Last Updated Feb 9, 2017 at 3:40 pm PST

Jon Dore has been funny as hell for years — although his TV show “Funny as Hell” did disappear in 2016.

Dore, the one-time “Canadian Idol” joker who has lived in Los Angeles since 2008, thought the stand-up comedy series was toast when it didn’t return to the airwaves last year.

But “Funny as Hell” got a new lease on life thanks to Seeso, a NBCUniversal-owned digital service launched in the U.S. last year. Looking for proven stand-up content, Seeso teamed with Just for Laughs and Bell Media/HBO Canada to revive the series.

It’s back now with new episodes Fridays on HBO Canada.

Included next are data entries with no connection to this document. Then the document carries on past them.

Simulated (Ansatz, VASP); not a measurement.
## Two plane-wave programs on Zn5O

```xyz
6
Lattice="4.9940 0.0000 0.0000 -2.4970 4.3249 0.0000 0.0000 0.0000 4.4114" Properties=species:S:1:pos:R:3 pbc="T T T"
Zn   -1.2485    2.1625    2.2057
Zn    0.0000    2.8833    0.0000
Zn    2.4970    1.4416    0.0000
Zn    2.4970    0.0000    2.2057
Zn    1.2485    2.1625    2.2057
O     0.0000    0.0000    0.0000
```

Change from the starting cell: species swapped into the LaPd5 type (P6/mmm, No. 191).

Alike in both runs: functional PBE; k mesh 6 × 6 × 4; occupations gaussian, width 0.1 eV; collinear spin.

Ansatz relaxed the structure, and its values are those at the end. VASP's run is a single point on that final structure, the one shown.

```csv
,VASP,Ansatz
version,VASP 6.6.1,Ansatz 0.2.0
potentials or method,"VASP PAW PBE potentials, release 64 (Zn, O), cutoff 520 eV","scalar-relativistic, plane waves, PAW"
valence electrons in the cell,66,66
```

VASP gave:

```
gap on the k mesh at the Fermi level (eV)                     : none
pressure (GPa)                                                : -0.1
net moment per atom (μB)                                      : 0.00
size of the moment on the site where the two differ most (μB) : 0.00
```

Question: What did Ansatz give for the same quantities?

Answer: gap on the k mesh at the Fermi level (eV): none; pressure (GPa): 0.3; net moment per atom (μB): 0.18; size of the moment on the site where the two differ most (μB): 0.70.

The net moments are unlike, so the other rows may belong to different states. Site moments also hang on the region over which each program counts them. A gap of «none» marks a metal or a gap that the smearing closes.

Taped during the annual Just for Laughs comedy festival in Montreal, the series features Ottawa-native Dore as host. He welcomes an edgy and irreverent mix of comedy newcomers and veterans in this six-episode season including Aparna Nancherla (“Late Night with Seth Meyers”), Eugene Mirman (“Bob’s Burgers”), Janeane Garofalo (“The Larry Sanders Show”), Kurt Metzger (“Inside Amy Schumer”), Mary Lynn Rajskub (Chloe on “24”), Sean Donnelly (“My Dumb Friends” podcast) and Thomas Dale (“Chelsea Lately”).

Dore was happy to jump back in as host — so long as the series didn’t interrupt his other plans last summer. Those plans primarily involved following Gord Downie and the Tragically Hip on their emotional farewell tour.

“I went to the Hip in Victoria, Toronto and Kingston,” says Dore, who admits he’s an obsessive Downie fan. “It was moving and very different, and also beautiful to see what was going on on-stage.”

Seeking to avoid “burning” through his own new stand-up material, Dore sought to give this new season more of a sketch-show spin. To that end, he huddled with two writer/director pals, Adam Brodie and Dave Derewlany. They have Dore climbing ladders and doing various bits of business with the audience before introducing each act.

Brodie and Derewlany directed and helped write the comedian’s former series for The Comedy Network, “The Jon Dore Television Show.” There’s nothing better than working with friends, says Dore.

“Half the fun is just getting in the room together and laughing. It’s basically hanging out with your friends and making jokes all day.”

It’s a formula Dore has followed ever since he used to host murder mystery theatre events as a 22-year-old in Ottawa.

“We would do 28 shows in 25 days over Christmas,” he says. “Those were the most creative, fun, free things because nothing was at stake.”

Dore says he was a “pleaser” when he first started doing stand-up, always hoping to be liked by the audience.

“Then I slowly discovered TV shows like ‘Mr. Show,'” he says. The early HBO cable comedy, starring Bob Odenkirk and David Cross, showed him that “comedy didn’t have to come in threes; it could come in 11s. All of a sudden there were no rules and that was very exciting to me.”

Dore’s stand-up went from deliberately pleasing to edgy and improvisational. Some of his lines take a few seconds to sink in, including one rather cerebral Just for Laughs keeper: “You know what I just realized? I have never had an epiphany.”

Beyond “Funny as Hell,” the 41-year-old has spent the last several years working on sitcoms, sketch shows and pilot series close to home in Hollywood. He’s been showcased on “Conan,” shot an episode of the ABC series “Speechless” and played an ex-boyfriend on “Inside Amy Schumer.”

“I know her from doing stand-up, just being in the States, touring around,” he says. “When she got the show and started blowing up, she invited all her friends on.”

Dore says “the idea of Hollywood is exciting so you go,” but he keeps one foot in Canada, appearing recently on CBC’s “Baroness von Sketch Show.”

“I miss and love Canada,” he says. “I would love to just come back to Canada and do a series. That’s the goal.”

— Bill Brioux is a freelance TV columnist based in Brampton, Ont.